Reports after 8.0.11 or later taking a long time to email pdfs

rpavlicek · August 13, 2020, 9:12pm

We went from 8.0.11 to maybe 13, then on 8.0.15 RC1 (due to an emergency fix) yet not on the stable, but sometime after 8.0.11, we have a fully scripted report that generates 3 pdfs and 3 cvs documents that get emailed. We run the report manually, so nothing scheduled. The report uses system.tag.queryTagHistory with the Average and Maximum aggregates to generate most of its data, with 100 pages total with about 30 rows each page. This used to take around 6 minutes, but now is taking more than 4 hours. Does anyone know what may have changed? Thanks

KathyApplebaum · August 13, 2020, 10:57pm

I don’t know of anything specifically, so we’ll have to do some digging.

First, turn the reporting logger for that report’s path to trace. (See the MDC key section of https://docs.inductiveautomation.com/display/DOC80/Troubleshooting+Guides for how to do this). This will give you things like start and stop times for the data queries and the report generation, so you can tell if it’s the query taking a long time or the report.

In either case, I’d strongly suspect something is starved for memory and having to go to disk a lot to get this kind of time increase. (either the gateway or your database).

rpavlicek · August 14, 2020, 1:46pm

I troubleshooted this last night by manually running the report again with turning on the MDC key method. As I watched, the logs on the gateway status page were flipping through hundreds of thousands of entries, rewriting itself over and over (with times of turning live values off to pause the screen). I tried to watch for patterns, but saw a lot of queries of what it seemed it needed. It got late when the report finished, so I was only able to look at the logs in the morning, but only show the last timeframe of entries and can’t see what might be going on there.

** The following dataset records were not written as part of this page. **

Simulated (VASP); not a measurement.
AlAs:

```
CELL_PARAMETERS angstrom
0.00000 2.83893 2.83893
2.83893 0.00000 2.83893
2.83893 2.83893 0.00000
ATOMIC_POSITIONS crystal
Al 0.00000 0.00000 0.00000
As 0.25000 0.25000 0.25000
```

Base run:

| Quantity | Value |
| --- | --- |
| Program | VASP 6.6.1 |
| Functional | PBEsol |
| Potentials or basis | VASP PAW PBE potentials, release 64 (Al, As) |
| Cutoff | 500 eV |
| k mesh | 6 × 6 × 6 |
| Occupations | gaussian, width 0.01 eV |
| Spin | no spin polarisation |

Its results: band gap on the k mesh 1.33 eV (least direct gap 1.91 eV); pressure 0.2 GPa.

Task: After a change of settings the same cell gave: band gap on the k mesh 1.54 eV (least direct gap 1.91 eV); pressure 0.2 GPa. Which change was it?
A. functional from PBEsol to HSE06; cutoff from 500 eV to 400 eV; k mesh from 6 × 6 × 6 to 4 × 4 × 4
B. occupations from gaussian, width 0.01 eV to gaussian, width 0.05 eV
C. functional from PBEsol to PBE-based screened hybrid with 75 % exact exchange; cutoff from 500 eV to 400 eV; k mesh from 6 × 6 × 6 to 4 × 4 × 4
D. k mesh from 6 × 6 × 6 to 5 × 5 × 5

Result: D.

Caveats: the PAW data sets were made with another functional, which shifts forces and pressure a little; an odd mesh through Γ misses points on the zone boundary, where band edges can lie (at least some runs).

As far as memory, here’s the gateway cpu and memory snippets below. Notice the cpu spike showing the timeframe when the report was running and match to the memory chart, both seems normal there. So maybe the database server?

rpavlicek · September 3, 2020, 3:17pm

I have been working with IA support a lot on this and have not found the issue yet. We are suspecting the threading performance it uses through reports. We also tried this script (only taking out the report specific generating key) in a tag event script and it takes a long time too. However, when done in the script console, it only takes 6-7 minutes as it did originally in the Report module.

Has anyone else experienced this kind of issue?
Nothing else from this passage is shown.